ITU Publishes Annual AI Governance Report 2025, Calling for Proactive and Adaptive International Frameworks
Source
The Annual AI Governance Report 2025: Steering the Future of AIInternational Telecommunication Union (ITU)
The International Telecommunication Union has published the Annual AI Governance Report 2025: Steering the Future of AI, its latest contribution to international AI policy discourse. The report, produced under the ITU's mandate as a specialized UN agency for information and communication technologies, advances the case for governance frameworks that are forward-looking rather than reactive, and designed to accommodate rapid technological change rather than address only current AI capabilities. It engages with the roles of diverse stakeholders, including governments, private sector actors, civil society, and standards organizations, in shaping coherent and interoperable global AI governance. The report is oriented toward the ISO, OECD, and UN ecosystem of institutions that collectively set the terms for international AI policy coordination.
The publication arrives at a moment when divergent national and regional regulatory regimes are creating compliance complexity for multinational enterprises. The EU AI Act is moving through its phased implementation timeline, the United States has shifted toward a deregulatory posture under recent executive orders, and jurisdictions from Singapore to South Korea are advancing their own distinct frameworks. The ITU report addresses a recognized gap in this landscape: the absence of a widely adopted, adaptive international coordination mechanism that can keep pace with AI's technical evolution and align disparate national approaches around shared principles. The report reflects a broader trend in international governance bodies, including the OECD's updated AI Principles and UN General Assembly resolutions on AI governance, toward establishing common normative ground even where binding international law does not yet exist. ITU's engagement in this space reinforces its role alongside UNESCO and the OECD as a soft-law influence on national regulatory design.

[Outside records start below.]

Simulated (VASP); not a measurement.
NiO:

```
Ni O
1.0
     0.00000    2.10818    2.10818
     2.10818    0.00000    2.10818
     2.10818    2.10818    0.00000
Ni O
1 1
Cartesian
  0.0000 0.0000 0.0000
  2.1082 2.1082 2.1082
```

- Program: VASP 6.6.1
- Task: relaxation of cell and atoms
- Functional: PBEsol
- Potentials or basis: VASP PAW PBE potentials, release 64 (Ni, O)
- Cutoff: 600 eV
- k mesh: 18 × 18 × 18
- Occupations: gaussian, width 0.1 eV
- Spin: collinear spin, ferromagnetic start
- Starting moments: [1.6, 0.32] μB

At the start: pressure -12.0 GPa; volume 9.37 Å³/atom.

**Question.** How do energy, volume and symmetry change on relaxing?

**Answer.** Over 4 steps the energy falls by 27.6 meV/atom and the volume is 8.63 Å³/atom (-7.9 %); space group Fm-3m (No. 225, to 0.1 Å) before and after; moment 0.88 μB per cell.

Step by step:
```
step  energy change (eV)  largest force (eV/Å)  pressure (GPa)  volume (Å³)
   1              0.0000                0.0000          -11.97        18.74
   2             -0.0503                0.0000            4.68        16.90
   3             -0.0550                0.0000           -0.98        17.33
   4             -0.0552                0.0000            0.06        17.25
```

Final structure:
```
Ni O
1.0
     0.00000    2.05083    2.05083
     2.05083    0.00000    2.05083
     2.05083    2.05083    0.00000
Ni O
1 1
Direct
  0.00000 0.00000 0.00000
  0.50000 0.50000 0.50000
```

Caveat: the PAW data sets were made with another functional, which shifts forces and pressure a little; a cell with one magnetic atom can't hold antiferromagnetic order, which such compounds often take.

For enterprise compliance teams operating across multiple jurisdictions, the ITU report is relevant primarily as a signal of the direction in which international consensus is developing, particularly for organizations that must engage with regulators in markets where ITU guidance carries significant normative weight. Compliance officers should monitor whether the report's framing of adaptive and inclusive governance influences upcoming national framework revisions, especially in developing economies and Asia-Pacific markets where ITU standards carry substantial policy authority. Legal and regulatory affairs teams should assess whether the report's emphasis on interoperability between frameworks creates opportunities to use ISO 42001 or OECD AI Principles as bridging compliance instruments across jurisdictions. Organizations with significant exposure to UN procurement processes or to markets that closely track ITU guidance should flag this report for their government affairs and external policy engagement functions, as its recommendations may surface in bilateral and multilateral AI governance negotiations over the next 12 to 24 months.